Mitch McConnell spent lots of time on the campaign trail vowing a frontal assault on President Obama's executive moves to cut carbon emissions from coal-fired power plants, which he calls a declaration of war on Kentucky's coal industry.
Now that McConnell has won and is on his way to being the Senate's next majority leader, he has pledged he won't force a government shutdown in upcoming battles over federal spending legislation. What's the connection? Policy restrictions, or "riders," on spending bills are the best way for members of Congress to thwart executive actions they dislike. So something has got to give. And the Kentucky Republican acknowledges in a new interview that nixing EPA's rules via appropriations legislation is a heavy lift.
"It will be hard, because the only good tool to do that ... is through the spending process, and if [Obama] feels strongly enough about it, he can veto the bill," McConnell tells the Lexington Herald-Leader. Obama, by all indications, does feel pretty strongly about it. Those EPA rules are a central pillar of his climate-change agenda, and he's gone out of his way to personally promote them. John Podesta, a top aide, said months ago that the White House won't yield on the rules.
That doesn't mean the rules won't become a battleground in the new Congress. Republicans may attach EPA riders to spending bills as an opening gambit to seek other concessions.
And Oklahoma Republican James Inhofe, who calls human-induced climate change a "hoax," is set to regain the chairmanship of the Senate's Environment and Public Works Committee, so look for him to use that gavel to bash EPA with his oversight powers, too.
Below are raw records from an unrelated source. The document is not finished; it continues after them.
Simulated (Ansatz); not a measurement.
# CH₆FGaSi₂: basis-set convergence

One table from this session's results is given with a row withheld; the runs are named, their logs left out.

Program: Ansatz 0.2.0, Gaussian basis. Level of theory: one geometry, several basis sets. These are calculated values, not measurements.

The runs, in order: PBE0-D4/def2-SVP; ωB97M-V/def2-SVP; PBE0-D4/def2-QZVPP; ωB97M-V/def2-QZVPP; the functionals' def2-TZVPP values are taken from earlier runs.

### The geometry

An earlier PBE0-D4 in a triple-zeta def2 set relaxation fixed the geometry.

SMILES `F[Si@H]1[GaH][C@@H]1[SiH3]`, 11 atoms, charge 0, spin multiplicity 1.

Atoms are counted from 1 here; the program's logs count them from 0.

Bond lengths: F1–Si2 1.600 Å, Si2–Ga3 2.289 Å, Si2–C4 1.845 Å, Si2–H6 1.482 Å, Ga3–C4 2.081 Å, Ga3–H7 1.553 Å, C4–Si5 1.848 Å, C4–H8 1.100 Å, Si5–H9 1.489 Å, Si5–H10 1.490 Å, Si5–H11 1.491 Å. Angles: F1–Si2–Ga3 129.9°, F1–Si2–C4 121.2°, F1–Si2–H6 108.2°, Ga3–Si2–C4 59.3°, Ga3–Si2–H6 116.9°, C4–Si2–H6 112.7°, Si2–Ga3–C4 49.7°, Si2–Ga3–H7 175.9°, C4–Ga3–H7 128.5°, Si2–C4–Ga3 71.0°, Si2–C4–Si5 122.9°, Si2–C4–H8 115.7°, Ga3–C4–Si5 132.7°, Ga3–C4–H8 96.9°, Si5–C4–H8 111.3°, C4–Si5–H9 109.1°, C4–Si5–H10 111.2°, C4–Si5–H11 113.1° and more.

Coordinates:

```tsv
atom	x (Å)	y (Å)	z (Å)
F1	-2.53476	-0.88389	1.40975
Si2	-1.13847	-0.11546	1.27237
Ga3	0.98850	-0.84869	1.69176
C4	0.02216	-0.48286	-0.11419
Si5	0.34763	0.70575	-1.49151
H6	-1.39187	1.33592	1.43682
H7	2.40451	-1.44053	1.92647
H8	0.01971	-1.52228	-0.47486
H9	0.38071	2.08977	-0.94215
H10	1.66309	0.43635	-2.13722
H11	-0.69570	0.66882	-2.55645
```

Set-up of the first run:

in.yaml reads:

Republicans can also go after other pieces of the sprawling White House climate agenda. As Bloomberg reports this morning, funding to help developing nations battle climate change "may be an early casualty of the Republican takeover of Congress."
But when it comes to the big EPA rules, while a big messaging battle looms, Republicans probably can't win the policy war right now, unless they're willing to risk the kind of shutdown standoff that McConnell is vowing to avoid.